The 71st Annual Golden Globe Awards were broadcast live Sunday night, offering much of the same glamour, banter and self-congratulatory speeches we love/hate. Indeed, if there’s one thing Oscar night’s trashy, booze-filled counterpart has going for it, it’s consistency. The Golden Globes ceremony has been held in the same room at the Beverly Hilton Hotel for the past 53 years, and the show itself has seen little changes in format over its life.
However, this year’s show served as a disappointing reminder of just how truly stuck in the past the Golden Globes are when the overwhelming majority of awards were given to white, straight, cisgender actors and filmmakers. The lily white proceedings ended with “12 Years A Slave,” a film with a largely black cast and creative team, deservedly winning the prize for best drama film, but not before the film lost its other six bids for awards.
Don Cheadle, Sofia Vergara, Lupita Nyong’o, Oscar Isaac, Barkhad Abdi and Kerry Washington all went home empty-handed. Chiwetel Ejiofor and Idris Elba both lost twice.
In terms of LGBTQ winners and nominees, the pickings were even slimmer. Jim Parsons was, to my knowledge, the only publicly LGBTQ nominee. Instead of seeing LGBTQ people included in the night’s festivities, viewers were made to sit through Jared Leto’s uncomfortable jokes about waxing his body to play a transgender woman dying of AIDS in “Dallas Buyer’s Club” (all fun and games for him from the sound of it) and Michael Douglas’s cringe-worthy declaration of “no homo” (in as many words) as he accepted a trophy for playing Liberace.
So why does all this matter? It’s crass and absurd to suggest that anyone deserves a Golden Globe simply because they’re not white, not straight, not cis, etc., right? And these award shows are meaningless, right?
As silly as award shows may seem, this lack of representation does matter. LGBTQ young people are left with very little to aspire to as their identities are ignored at best and made the punchline of jokes otherwise. Representation starts to matter. Similarly, when young people of color see nominees of color passed over repeatedly and instead made into monologue jokes for Tina Fey and Amy Poehler, representation matters. When a film so heavily lauded and beloved as “12 Years A Slave” walks away with just one award and none for its individual parts, representation matters.
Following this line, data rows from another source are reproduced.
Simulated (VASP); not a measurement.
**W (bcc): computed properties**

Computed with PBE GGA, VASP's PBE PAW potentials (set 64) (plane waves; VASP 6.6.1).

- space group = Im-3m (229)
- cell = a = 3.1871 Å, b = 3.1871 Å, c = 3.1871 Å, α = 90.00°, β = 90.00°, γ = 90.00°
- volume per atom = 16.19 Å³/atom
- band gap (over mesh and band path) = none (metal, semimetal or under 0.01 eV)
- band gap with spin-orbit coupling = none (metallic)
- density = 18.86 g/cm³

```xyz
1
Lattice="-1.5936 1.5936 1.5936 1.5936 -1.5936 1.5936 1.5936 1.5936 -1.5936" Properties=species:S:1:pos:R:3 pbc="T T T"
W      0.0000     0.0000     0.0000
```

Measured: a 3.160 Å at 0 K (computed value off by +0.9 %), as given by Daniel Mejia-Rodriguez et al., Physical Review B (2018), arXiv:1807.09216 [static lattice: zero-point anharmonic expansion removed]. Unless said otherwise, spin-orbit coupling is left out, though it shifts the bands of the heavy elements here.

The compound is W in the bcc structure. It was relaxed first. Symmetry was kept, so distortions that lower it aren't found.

Another Sunday night television event was the premiere of the new season of HBO’s “Girls,” a show that has been repeatedly criticized for its lack of diversity in casting. “Girls” and its unapologetically monochromatic cast serve as a reminder of the importance of telling stories that are diverse and specific and engaging. Representation of marginalized groups can be miraculous in the way it opens doors for young people in those groups. In the words of Marian Wright Edelman, “You can’t be what you can’t see.”
Noah Cannon is a junior majoring in telecommunication and film. His column runs biweekly on Tuesdays.